Remaining ‘Forever Emo’

Mayday Parade wows fans with timeless covers and prized originals


Alexis Guerra/Chronicle

Mayday Parade started its ‘Forever Emo’ tour in Athens, Georgia, on Nov. 1.

Alexis Guerra, Managing Editor

While Toad’s Place is known for its Saturday night college dance parties, Mayday Parade had the venue bursting with energy on Monday, Nov. 11.

The pop-punk band hit New Haven on its “Forever Emo” tour as it make its way across the U.S. Wanting to revisit the peak of their career and to celebrate the anniversary of its 2009 album “Anywhere But Here,” Mayday Parade’s setlist consisted of covers from groups of the same genre and hits from its own albums.

Although the show wasn’t set to start until 8 p.m., the dance floor was filled with showgoers dancing along to opener DJ Emo Night Brooklyn’s setlist. The DJ was determined, and later succeeded, in getting the crowd pumped for what was to come.

Among the many songs he played in his hour-long set, fans sang along to cult-favorites such as “Shake It” by Metro Station and “Move Along” by All American Rejects. Knowing his audience, who were mainly adorned in Mayday Parade or Warped Tour t-shirts, Emo Night Brooklyn teased them with the (in)famous G-note from the beginning of My Chemical Romance’s “Welcome to the Black Parade.” In light of My Chemical Romance announcing their reunion tour, it’s safe to say this was a great segway into Mayday Parade’s anticipated arrival.

Alexis Guerra/Chronicle

The stage, with “Forever Emo” spray painted in white, turned blue in preparation for the headliner. In an immediate response, fans pressed against the barricade screaming and cheering, waiting to catch a glimpse of the band that hasn’t been on a solo tour since 2015.

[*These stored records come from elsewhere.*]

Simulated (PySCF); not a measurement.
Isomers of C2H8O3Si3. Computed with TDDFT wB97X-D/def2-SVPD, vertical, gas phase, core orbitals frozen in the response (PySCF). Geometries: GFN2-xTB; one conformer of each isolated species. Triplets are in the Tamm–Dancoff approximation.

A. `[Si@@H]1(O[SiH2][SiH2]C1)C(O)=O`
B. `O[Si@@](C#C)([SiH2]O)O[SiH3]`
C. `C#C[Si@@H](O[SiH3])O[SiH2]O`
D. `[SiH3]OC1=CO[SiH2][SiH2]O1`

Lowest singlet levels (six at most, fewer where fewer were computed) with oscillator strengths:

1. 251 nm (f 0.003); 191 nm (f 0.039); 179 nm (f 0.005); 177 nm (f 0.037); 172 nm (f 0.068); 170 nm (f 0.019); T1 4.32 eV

After a short intermission, running onto the stage and being met with strong enthusiasm from the crowd, Mayday Parade moved quickly into their song “Oh Well, Oh Well.” Although the main vocalist Derek Sanders prefaced the performance with an announcement of his broken foot, it didn’t stop the musician from interacting with fans on both sides of the stage, as he danced with a microphone in hand.

“That’s what I’m talking about,” Sanders said as the crowd had its hands up singing along to “Piece of Your Heart” from the band’s album “Sunnyland.”

While the band took the stage as the main act, neon lights and colorful balloons decorated in crying emojis surrounded the group. These little elements added to the nostalgia of the show, as the band continued to play songs from the early 2000s. After massive amounts of headbanging to Mayday Parade’s cover of “I’m Not Okay (I Promise)” by My Chemical Romance, the band gave some context as to why it wanted to combine performing covers and its original music.

“These songs mean so much to us,” Sanders said to the audience. “These are the songs that we listened to when we started this band. These are the bands that we looked up to and it really means so much to be up here playing these songs.”

Mayday Parade then went into performing popular favorites such as “Mr. Brightside” by The Killers and “All The Small Things” by Blink-182. The member’s silhouettes darted across the stage, making sure to give each attendee an individual and unforgettable experience. Guitar players Brooke Betts and Jake Bundrick also strutted around the stage, moving effortlessly with their instruments. Throughout the concert, fans screamed lyrics to both the covers and originals — and in turn, Sanders pointed the microphone toward the audience, giving them their time to shine as well.

Alexis Guerra/Chronicle

During the hour-long set, attendees acted as if every song was Mayday Parade’s last to perform, from the band’s number one hit “Jaime All Over” to a cover of “Sweetness” by Jimmy Eat World. The band then exited the stage, leaving the audience to chant their name, never wanting the night to end. To no one’s surprise, the band took back the stage and performed the energy-inducing hit “Jersey” from “A Lesson In Romantics.”

The band left the stage but not without leaving the audience on a positive note.

“Take care of each other, be kind to each other,” Sanders said as he ended the night.

Despite the setlist consisting mostly of music from a decade ago, the band created a night of nostalgia and left a lasting impact on an audience that isn’t quite ready to grow up yet — and to Mayday Parade, that’s perfectly OK.